Most days in March, pairs of young men mounted Honda 125 motorbikes to ride out of a mud-walled compound in the town of Muslimbagh, in Pakistan’s province of Baluchistan. Turbans wrapped around their faces to ward off the dust, they headed for the Afghan border, 50 miles away. These young men, recruits from the marginalized Pashtun communities of the borderlands, were riding off to be fighters for the Taliban. Most of their peers who have not taken up arms toil as casual laborers for the meagerest of pay. By joining a dilgai, or Taliban armed group, the young Pashtun men are entitled to a set of clothes and a pair of training shoes, a share of a motorcycle and a modicum of respect. In twos and threes, these motorcycles have been setting off from Muslimbagh and other muster points along the Afghan-Pakistani border in recent weeks, in the Taliban’s latest spring military mobilization, as melting snow opens another fighting season in the mountains.
With young men like this, the Taliban believe they can field a force of 65,000 militants to continue their long, bitter fight against the central government in Kabul. That recruitment drive is a far cry from much of the coverage of the Afghan conflict during the first quarter of 2015, which focused on prospects of a negotiated end to the war. Afghan and Pakistani officials hoped that Taliban diplomats in Qatar would come to the negotiating table. However, those hopes ignore how far removed Taliban diplomats in Doha are from the reality of these fighters on their motorbikes. Despite reports of peace talks, rather than send its diplomats to negotiate, the Taliban leadership sent its fighters back into battle. To understand why the Taliban leadership chose that path and how it sustains its war effort, it is better to focus on fighters like those recruits on their motorbikes than on diplomats abroad, since those young men remain essential to the Taliban’s ability and willingness to fight despite the pressure to talk.
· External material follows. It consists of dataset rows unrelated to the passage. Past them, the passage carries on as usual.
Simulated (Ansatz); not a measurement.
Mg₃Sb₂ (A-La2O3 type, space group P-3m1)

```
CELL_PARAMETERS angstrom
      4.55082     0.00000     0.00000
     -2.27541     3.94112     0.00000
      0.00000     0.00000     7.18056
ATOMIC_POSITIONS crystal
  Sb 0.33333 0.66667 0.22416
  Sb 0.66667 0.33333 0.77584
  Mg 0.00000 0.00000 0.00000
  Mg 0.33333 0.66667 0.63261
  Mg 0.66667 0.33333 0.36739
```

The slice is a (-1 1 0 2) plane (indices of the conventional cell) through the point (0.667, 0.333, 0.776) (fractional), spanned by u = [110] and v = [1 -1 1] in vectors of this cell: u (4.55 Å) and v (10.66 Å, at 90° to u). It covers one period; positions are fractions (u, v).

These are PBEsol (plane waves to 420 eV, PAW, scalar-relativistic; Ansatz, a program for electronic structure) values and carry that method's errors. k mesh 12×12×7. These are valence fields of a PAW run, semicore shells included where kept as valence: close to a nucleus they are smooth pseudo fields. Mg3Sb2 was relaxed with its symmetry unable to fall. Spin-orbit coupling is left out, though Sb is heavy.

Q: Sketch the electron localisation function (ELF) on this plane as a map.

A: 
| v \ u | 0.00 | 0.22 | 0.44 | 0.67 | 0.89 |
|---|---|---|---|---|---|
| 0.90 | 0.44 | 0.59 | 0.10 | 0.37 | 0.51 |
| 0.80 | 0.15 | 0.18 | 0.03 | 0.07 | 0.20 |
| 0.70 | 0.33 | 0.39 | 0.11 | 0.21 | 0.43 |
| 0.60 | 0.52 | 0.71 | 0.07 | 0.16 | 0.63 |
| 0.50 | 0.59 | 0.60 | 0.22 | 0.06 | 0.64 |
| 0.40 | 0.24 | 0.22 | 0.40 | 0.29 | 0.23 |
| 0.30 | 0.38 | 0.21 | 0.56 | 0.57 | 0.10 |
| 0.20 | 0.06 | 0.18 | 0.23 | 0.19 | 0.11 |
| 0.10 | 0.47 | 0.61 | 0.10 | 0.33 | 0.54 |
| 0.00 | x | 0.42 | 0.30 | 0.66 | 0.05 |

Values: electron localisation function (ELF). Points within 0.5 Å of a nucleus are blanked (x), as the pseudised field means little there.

Recent speculation about peace negotiations was driven by a bold strategic initiative that Afghan President Ashraf Ghani launched in late 2014. In a gambit, Ghani offered rapprochement with Pakistan, hoping that Pakistan’s security establishment would push the Taliban to negotiate. But the warming of ties between Kabul and Islamabad did not generate negotiations in time to pre-empt the Taliban’s annual spring offensive. Indeed, no meaningful political process or questioning of military strategy took place within the Taliban, despite the high hopes offered by Ghani. Instead, the Taliban leadership has been focused on sustaining its military campaign.